In the 1930s one of the most popular Broadway musicals was the Gershwin brothers' Of Thee I Sing. The story of an American presidential campaign, the play featured a hapless vice president named Throttlebottom. The man wandered through the play, ignored by all. When he applied for a library card, he was turned down because he could not supply two references.
Ever since the founding of the Republic, vice presidents have scorned the office's lack of power and purpose. Thomas Jefferson, a vice president who became president, called the job "the fifth wheel to a handsome coach." Thomas Marshall, vice president under Woodrow Wilson, often told the story of two boys: "One ran away to sea and the other became vice president. Neither was ever heard from again."
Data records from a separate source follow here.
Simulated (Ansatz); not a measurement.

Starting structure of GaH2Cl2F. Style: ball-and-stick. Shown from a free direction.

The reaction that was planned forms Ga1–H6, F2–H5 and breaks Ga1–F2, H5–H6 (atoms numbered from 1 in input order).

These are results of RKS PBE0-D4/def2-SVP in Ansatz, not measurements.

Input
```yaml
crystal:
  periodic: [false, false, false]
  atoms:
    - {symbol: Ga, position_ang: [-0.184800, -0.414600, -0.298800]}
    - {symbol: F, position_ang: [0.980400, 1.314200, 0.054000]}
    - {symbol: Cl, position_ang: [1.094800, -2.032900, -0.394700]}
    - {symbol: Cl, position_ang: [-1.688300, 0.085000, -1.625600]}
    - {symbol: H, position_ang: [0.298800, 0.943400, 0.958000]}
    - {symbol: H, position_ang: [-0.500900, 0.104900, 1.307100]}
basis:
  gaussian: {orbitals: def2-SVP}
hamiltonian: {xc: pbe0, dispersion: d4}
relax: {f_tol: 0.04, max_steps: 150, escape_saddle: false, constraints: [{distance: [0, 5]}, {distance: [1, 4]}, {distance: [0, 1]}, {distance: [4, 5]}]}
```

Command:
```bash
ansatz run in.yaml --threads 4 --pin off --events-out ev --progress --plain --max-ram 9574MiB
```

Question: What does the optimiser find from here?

Although the office itself is essentially powerless, the vice presidency is a high-profile position that often catapults its occupant onto the national stage. Six of the last eight vice presidents have later gone on to win their party's nomination in their own right (Bush, Mondale, Ford, Nixon, Humphrey and Johnson). And of course, five vice presidents have become president in this century by succeeding to the office upon the death or resignation of the president.
But how much help can a vice-presidential running mate be to a presidential candidate? The noted historian Arthur Schlesinger, Jr., has examined the recent political record and concluded that it is not clear that it really makes much difference whom Michael Dukakis and George Bush choose as their running mates.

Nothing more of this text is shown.